I’m spending a weekend in the great midwest, while my wife has a reunion with her high school friends in Chicago.
Whenever I travel I am amazed at all our country has to offer and proud of the role airports play in that. I spent a night in Moline, Illinois at a very nice Hampton Inn right at the Quad City Airport. As I like to do on these trips, I went to a local minor league baseball game. The team is the Quad City River Bandits and they play in Davenport, Iowa. If you EVER get a chance to see a game there you should do it. They play in a place called Modern Woodmen Park, a great old ballpark right on the Mississippi. After the game they treated us to a great fireworks display. Quite something.
At the game I saw Bruce Carter who runs the Quad Cities airport in Moline. Bruce is a leader in our industry, just like his predecessor Kent George who now runs Fort Lauderdale-Hollywood International Airport. Kent is the only living person to have chaired both ACI-NA and AAAE. Bruce was on our board the last three years and is in line to chair AAAE in two years. The Quad Cities are fortunate to have had such leadership.

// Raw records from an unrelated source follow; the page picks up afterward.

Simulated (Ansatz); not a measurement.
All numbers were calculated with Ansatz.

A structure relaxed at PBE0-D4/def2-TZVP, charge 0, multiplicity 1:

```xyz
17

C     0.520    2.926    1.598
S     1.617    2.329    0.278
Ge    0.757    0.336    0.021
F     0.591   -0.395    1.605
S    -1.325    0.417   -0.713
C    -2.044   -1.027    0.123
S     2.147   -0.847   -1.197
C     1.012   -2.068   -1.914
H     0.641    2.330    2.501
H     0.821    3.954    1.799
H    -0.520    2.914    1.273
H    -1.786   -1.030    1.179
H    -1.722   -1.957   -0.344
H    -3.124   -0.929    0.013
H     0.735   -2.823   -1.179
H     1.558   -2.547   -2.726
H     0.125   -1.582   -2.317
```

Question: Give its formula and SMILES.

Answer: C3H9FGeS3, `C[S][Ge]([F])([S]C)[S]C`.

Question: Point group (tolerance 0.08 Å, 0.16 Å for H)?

I am writing this on Saturday while having lunch at a local spot in West Branch, Iowa. In my continuing quest to visit all the presidential gravesites I have come here to pay my respects to Herbert Hoover. Hoover did not respond well to the test of presidential leadership during the Depression, but he was a great man nonetheless. His work to feed millions in Europe after World War I is well documented; there are tens of millions of their children and grandchildren who literally owe their existence to Hoover. President Truman called on the former President to assist with a similar project after World War II. Hoover was an active Secretary of Commerce in the 20′s and many of his initiatives bear fruit today, such as his push for standardization (that you can plug your cell phone charger into the wall of any home or hotel is but one manifestation of the importance of standards).
Hoover had a view of public service, and the place of ego, that is unfortunately seen as old-fashioned. After JFK was assassinated, the 88-year-old former president offered his help to LBJ in any capacity needed, including “office boy.” We could use a bit more of that attitude today.